For such a "Romain triangle", the missing theorem states that, if one of the inner angles is twice another inner angle, one has the property a² = bc +c², where a, b and c are outlined in Figure 1.
The sine chord pattern presented in the Teaching sine function with spaghetti provides helpful insights for the missing theorem. In this pattern, all angles at the intersection of chords are integer multiples of a chosen unit angle or its complement, modulo 90°. All segment lengths in this pattern can therefore be written as sums or differences of cosine and sine products and ratios of that angle. Figure 2 pictures some measures of sine chords in a circle of unit diameter, for an arbitrary angle θ.
Figure 3 shows a Romain triangle for angle α in this pattern. There are numerous other Romain triangles in this pattern. Can you figure them out? With the help of the measures pictured in Figure 2, one can follow visually the elements of a proof for the missing theorem.
Side b is the sine of the chosen angle θ (Figure 4):
b = sinθ
Side c times sin3θ equals b times sinθ (Figure 5):
c = sin²θ/sin3θ
Side a equals b cosθ minus c cos3θ (Figure 6)

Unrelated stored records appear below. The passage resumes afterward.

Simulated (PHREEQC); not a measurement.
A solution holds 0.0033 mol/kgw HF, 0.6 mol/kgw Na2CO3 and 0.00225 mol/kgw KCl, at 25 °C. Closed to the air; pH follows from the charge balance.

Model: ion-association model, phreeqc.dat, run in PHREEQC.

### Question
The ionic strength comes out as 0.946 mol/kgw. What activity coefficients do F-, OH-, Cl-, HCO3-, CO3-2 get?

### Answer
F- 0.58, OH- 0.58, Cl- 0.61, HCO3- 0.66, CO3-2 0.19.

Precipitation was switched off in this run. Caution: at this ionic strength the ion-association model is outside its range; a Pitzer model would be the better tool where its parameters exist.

a = sinθ cosθ - sin²θ cos3θ /sin3θ
Working out a² and bc +c², one finds that they are both equal to 2 sin²θ cosθ / sin3θ.
The interesting thing is that the sine chord pattern hosts plenty of "missing theorems" about angular proportions, which are only waiting to be (re)discovered.
Update (June 7, 2010): I corrected Figure 6, which held a wrong term.